Qualified and Non-Qualified Annuities
Premiums/Overview
Premiums paid into non-qualified annuities are not tax deductible. On the other hand, premiums paid into qualified annuities can be tax-deductible based on current tax law.
Accumulation/Overview
Earnings for both non-qualified and qualified annuities can accumulate tax-deferred.
Tax Penalty/Overview
Pre-tax dollars withdrawn before age 59.5 could trigger a 10% excise federal tax penalty for both the non-qualified and qualified annuity.
Distribution/Overview
Distributions do not have to begin at age 70.5 from the non-qualified annuity but distributions should begin at age 70.5 for the qualified annuity (subject to a 50% penalty).
Death Benefit/Overview
For non-qualified annuities, current tax code allows the spouse, if the named beneficiary, to continue the annuity without a "forced distribution" if the owner dies. On the other hand, a non-spousal beneficiary must receive the proceeds within 5 years of owner’s death. However, both parties, spouse and non-spouse, must pay income taxes on the tax-deferred earnings when received. A beneficiary can lessen taxes plus continue tax-deferred growth via stretching the payments.

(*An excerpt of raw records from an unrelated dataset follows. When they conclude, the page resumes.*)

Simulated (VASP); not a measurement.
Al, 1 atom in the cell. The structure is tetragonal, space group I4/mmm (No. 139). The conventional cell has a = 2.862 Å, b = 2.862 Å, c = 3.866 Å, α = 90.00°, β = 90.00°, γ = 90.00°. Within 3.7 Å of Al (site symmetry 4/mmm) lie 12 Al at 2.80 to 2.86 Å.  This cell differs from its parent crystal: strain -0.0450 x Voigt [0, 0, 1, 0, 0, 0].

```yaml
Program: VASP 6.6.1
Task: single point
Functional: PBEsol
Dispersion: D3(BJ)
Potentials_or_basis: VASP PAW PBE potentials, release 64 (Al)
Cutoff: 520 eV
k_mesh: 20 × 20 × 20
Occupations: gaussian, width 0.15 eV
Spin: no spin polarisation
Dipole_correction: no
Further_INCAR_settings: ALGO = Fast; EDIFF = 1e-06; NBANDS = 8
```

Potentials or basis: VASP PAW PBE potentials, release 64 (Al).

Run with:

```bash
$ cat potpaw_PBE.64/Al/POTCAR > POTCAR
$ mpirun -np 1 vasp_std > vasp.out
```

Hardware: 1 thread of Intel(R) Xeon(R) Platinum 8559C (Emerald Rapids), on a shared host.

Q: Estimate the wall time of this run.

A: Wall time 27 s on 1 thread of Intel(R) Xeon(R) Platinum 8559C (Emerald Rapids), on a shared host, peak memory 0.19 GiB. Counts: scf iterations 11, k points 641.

Partial Withdrawals / Non-Qualified
While most annuities allow free annual withdrawals, this does NOT mean that the withdrawals are also income tax free. With non-qualified annuities, earnings withdrawn are a) subject to income taxes and b) a possible 10% tax penalty if earnings are withdrawn prior to age 59.5. As stated earlier, there are ways to avoid that tax penalty 1) death or disability of owner, 2) substantially equal payments, and 3) payments from an immediate annuity.